Possum is a domain-specific language designed for parsing text, inspired by classic Unix utilities like AWK and sed. You can use Possum for tasks ranging from single-line scripts for data extraction to quickly prototyping a new programming language syntax. The language aims to make parsing friendly and fun, and uses a minimal feature set to write declarative programs that are both compact and readable.

This guide teaches the core features of Possum using interactive examples, and should give you enough context to handle a wide range of parsing situations. If you're checking out Possum for the first time and want to learn more about the language at a higher level, I'm planning on writing separate articles covering the design philosophy behind Possum and examples of larger Possum programs.

⚠️ Work In Progress ⚠️

Possum is still in development. Most of the core functionality is in place, but there are a number of rough edges. The one you'll likely notice is that error messages are mostly placeholders, and will be pretty unhelpful. Rest assured we've got a team of marsupials working around the clock to correct this issue.

The Basics

A Possum program consists of parsers, functions that both validate text inputs and transform them into structured data. The Possum runtime takes a program and an input string and either successfully parses the input into a JSON encoded value, or fails if the input was malformed.

This section covers parsers that match specific strings or numbers in the input text and return the matched value unchanged. Later on we'll introduce ways to compose these basic parsers together to make compound parsers that can validate more complex inputs and produce any JSON value as output.

Literal Parsers

String literals are parsers which match the exact text of the string and return the string value on success.

Here's our first interactive example! Typically Possum is run from the command line, but in the browser the Input field is the text we're going to parse, while the Parser field is the Possum program. Try running the program once to see it succeed, and then change either the input or parser to experiment with the string matching behavior.

String literals can use double or single quotes. JSON strings are encoded with double quotes, so the output will always use double quotes.

Number literals are parsers which match the exact digits of a number and return the number value on success. Possum supports the same number format as JSON, which includes positive and negative numbers, integers, and numbers with fraction and/or exponent parts.

Range Parsers

Character ranges are parsers that match a single Unicode code point that falls within an inclusive range.

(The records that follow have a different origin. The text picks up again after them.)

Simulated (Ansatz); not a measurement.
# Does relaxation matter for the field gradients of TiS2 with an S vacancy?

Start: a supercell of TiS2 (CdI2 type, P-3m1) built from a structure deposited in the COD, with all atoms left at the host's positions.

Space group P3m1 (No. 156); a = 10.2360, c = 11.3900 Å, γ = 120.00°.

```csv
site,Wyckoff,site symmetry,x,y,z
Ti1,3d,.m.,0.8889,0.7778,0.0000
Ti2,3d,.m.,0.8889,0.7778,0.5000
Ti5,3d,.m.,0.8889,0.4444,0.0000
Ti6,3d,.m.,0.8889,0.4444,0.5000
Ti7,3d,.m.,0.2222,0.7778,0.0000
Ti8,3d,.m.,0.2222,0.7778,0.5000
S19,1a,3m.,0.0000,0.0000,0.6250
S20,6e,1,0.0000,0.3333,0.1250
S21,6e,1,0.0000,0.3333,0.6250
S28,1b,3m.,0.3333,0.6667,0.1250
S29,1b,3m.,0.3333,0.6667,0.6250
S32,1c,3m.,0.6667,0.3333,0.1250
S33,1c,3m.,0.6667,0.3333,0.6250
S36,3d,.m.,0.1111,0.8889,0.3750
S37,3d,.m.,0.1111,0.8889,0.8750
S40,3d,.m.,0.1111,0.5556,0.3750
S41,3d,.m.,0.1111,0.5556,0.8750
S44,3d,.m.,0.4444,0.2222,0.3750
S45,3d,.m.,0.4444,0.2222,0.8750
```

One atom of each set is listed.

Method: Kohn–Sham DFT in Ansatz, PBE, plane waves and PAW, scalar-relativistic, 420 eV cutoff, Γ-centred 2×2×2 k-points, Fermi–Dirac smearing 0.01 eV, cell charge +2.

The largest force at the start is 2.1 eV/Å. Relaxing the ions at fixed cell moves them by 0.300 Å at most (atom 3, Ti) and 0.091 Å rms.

Code points are, broadly speaking, how Unicode defines units of text. This means we can use character range parsers for more than just ASCII characters. The emoji "😄" is code point U+1F604 and "🤠" is U+1F920, so "😅" (U+1F605) is in the range. It's worth noting that some units of text are made up of multiple code points stuck together, so character ranges won't work for absolutely everything that looks like a single character. This limitation shouldn't be an issue in the majority of parsing use cases.

Integer ranges use the same .. syntax, but match all integers that fall within an inclusive range.

Greed and Failure

Parsers always start matching from the beginning of the input, do not skip over any input, and return the longest possible match.

After parsing, any extra input is thrown out. This means that the empty string "" is a parser that always succeeds, no matter the input.

If the parser fails to find a match, Possum returns an error.

The Standard Library

Possum has a standard library with parsers covering many common parsing situations. Here's a quick overview of some standard library parsers we'll be using in our examples.

Parsing Strings

Use char to parse exactly one character, returning the value as a string.

Parse and return an upper- or lower-case letter from the English alphabet with alpha. To parse multiple letters try changing alpha to alphas.

Parse and return one or more alphanumeric characters with word. This parser also accepts _ and -.

Parse and return one or more non-whitespace characters with token.

Some parsers are parametrized by other parsers. The parser many(p) tries to run the parser p repeatedly until it no longer succeeds, and returns the concatenation of all of the parsed values.

Parsing Whitespace

The space parser matches a single blank non-line-breaking character. This usually means an ASCII space or tab. By convention spaces will instead parse multiple blank characters at once.

The newline parser matches and returns a single line-breaking character. To parse multiple line breaks use newlines. These parsers are aliased to the abbreviations nl and nls, respectively.

To parse all contiguous whitespace use whitespace or ws.

Parsing Numbers

The digit parser matches a single Arabic numeral between 0 and 9, and returns the numeral as an integer.

Parse any valid JSON integer with integer, or the alias int.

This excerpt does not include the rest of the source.